On February 24th 1793 the National Convention passed the Levee des 300,000 hommes or ‘Conscription of 300,000 men’, a response to the worsening state of the war. This decree was a pivotal factor in tipping the Vendee into a state of counter-revolution:
“The National Convention decrees to all Frenchmen that the united tyrants of Europe threaten liberty. As a consequence, it decrees:
Article 1. That all French citizens, from the age of 18 to 40 years, unmarried or widowed without children, are in a state of permanent conscription until such time as the full complement of recruitment of 300,000 men, decreed below…
Law regarding the levying of 300,000 men and on the method to be followed to implement this levy.
Article 1. The National Convention calls on 300,000 men who will, within as short a time as possible, rally to the armies of the Republic…
Any citizen who is called on to march in defence of the fatherland, in conformity with what has been stated in the preceding articles, will be able to have himself replaced by another citizen in a fit condition to bear arms, and aged at least 18…

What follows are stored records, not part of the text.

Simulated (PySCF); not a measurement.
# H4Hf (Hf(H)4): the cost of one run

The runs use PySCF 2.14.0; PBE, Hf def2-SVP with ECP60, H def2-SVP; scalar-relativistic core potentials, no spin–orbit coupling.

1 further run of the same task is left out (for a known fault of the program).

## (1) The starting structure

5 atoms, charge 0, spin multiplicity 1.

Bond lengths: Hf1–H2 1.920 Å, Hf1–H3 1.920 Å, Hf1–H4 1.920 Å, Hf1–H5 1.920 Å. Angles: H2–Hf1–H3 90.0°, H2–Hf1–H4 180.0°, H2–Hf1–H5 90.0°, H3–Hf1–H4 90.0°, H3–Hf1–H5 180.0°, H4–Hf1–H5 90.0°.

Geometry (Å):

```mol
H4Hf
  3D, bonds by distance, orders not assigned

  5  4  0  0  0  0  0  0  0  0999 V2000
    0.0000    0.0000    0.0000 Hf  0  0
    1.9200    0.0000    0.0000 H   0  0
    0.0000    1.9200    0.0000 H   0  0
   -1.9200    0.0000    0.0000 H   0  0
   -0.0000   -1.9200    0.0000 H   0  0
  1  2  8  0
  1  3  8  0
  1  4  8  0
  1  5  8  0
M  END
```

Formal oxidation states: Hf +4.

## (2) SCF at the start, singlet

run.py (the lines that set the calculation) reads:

Article 19. The following are not included in the general call for this levy:
1. Those whose incapacities put them in no state to carry arms.
2. Administrators making up the departmental and district directories…
5. Mayors of communes, municipal officers and public prosecutors.
6. Members of the civil and criminal courts, clerks of court, national commissioners, justices of the peace.
7. District tax collectors.
8. Tax collectors and directors of registration.
9. Workers employed in the manufacture of arms and gunpowder.”